What followed was not a slow awakening but an immediate, full-throttle immersion. With that machine, Dimitri began selling CDs to make money — burning, packaging, and distributing them around his neighborhood. He started offering IT technician services around town, making house calls to fix computers and set up networks. Before long, he had built his own network of more than thirty connected machines, and from that infrastructure he launched his first real company: InterPrime, which he later sold. He then started a web design company, sharpening his craft, before he created the venture that would define his career.

He walked into a digital multimedia agency in 2009, determined to understand how a software business actually runs. By the time he left, he had restructured the entire organization. In September 2011, still in his early twenties, he filed for a CNPJ in his own name and called the company ZERO-D. Over the course of fifteen years, it grew from a solo venture to a team of more than 150 professionals serving clients across Latin America and Europe.

“The people crazy enough to think they can change the world are the ones who do.”

— Steve Jobs, quoted by Dimitri’s own colleagues in describing him

The Valley Pilgrim

Dimitri with Steve Wozniak
Dimitri with Apple co-founder Steve Wozniak — a meeting that crystallized his belief in building from first principles.
Young Dimitri at Apple headquarters
A young Dimitri at Apple headquarters — the Silicon Valley pilgrimage that shaped his ambitions.

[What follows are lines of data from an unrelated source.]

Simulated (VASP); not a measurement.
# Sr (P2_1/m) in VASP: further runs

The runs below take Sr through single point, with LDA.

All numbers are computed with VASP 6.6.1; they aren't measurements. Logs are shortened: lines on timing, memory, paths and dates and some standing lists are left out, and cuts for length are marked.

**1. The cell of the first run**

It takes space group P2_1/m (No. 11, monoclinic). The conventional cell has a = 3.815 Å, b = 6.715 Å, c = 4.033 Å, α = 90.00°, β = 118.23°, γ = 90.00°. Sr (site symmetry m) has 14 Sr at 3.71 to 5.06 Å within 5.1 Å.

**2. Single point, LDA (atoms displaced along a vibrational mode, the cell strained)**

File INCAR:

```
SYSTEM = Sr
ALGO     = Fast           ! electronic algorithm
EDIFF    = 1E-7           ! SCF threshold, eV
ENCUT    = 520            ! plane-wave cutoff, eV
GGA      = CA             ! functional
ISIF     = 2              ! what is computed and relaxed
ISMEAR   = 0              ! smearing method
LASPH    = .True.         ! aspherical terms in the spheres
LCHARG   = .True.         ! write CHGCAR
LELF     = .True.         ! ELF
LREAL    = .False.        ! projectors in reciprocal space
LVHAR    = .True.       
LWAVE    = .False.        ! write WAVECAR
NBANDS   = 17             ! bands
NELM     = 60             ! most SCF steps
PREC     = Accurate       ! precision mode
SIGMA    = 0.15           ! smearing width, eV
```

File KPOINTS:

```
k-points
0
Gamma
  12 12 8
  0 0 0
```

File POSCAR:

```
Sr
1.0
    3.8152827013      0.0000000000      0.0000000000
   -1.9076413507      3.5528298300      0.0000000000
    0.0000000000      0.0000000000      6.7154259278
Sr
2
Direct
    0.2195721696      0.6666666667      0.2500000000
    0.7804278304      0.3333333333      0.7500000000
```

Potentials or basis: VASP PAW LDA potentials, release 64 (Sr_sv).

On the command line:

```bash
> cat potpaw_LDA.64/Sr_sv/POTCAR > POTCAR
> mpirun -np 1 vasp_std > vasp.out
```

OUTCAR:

The photograph tells part of the story on its own: a beaming Dimitri, fingers held in a peace sign, standing beside Steve Wozniak — Apple co-founder, engineering legend, and one of the defining figures of the personal computing revolution. Dimitri did not stumble into that meeting. He flew to California with the express intention of being in rooms where history is made, attending networking breakfasts with entrepreneurs from across the globe, pitching his ideas to investors from Hong Kong, and absorbing the culture of Silicon Valley with the intensity of someone who intended to bring every lesson home.

“I was staying in a shared hostel,” he has recounted, “room two, three, six, ten, twelve — Brazilians, Chinese, Japanese, Indians, Mexicans, everyone sharing a space. I would have paid to sleep anywhere just to be part of those conversations.” He paid his own way. He used CalTrain to cross the Valley. He attended every event he could find on Booking, Uber, Meetup, Eventbrite, and LinkedIn. He learned enough Spanish to hold his own with entrepreneurs from across the Spanish-speaking world. And he came back to Vila Velha — not humbled, but ignited.

“I was staying in a shared hostel with people from every corner of the world. I would have paid to sleep anywhere just to be part of those conversations.”

— Dimitri Vargas

What ZERO-D Actually Builds

To understand ZERO-D is to understand Dimitri’s philosophy: that software is not a product category, it is a medium. The company builds CRMs, ERPs, SaaS platforms, mobile applications, point-of-sale systems, geological monitoring platforms, real estate portals, health management systems, and nearly anything else that a modern business might need to run its digital operations. The portfolio spans more than fifty industries — from offshore oil and gas to e-sports, from telemedicine to agricultural monitoring.

What distinguishes ZERO-D is not the breadth of its catalog but the depth of its commitment to custom work. In a market increasingly dominated by off-the-shelf SaaS and template-driven agencies, Dimitri built a company that still asks “what do you actually need?” before it writes a single line. The result is a portfolio of genuinely complex, genuinely differentiated software — a geological platform that tracks oil well data in real time, a health-plan CRM with integrated payment processing, a metrological inspection application with offline-sync capabilities. These are not websites. These are operating systems for businesses.

Today, ZERO-D has expanded beyond Brazil’s borders. The company serves clients in Spain, Portugal, and Ireland, with plans for deeper European integration. Its website operates in Portuguese and English. Its team is multilingual. And its founder — who once slept in a bunk bed in San José to save money for one more networking event — now sits at the helm of an organization he describes as being on course to become one of Latin America’s most important technology companies by 2028.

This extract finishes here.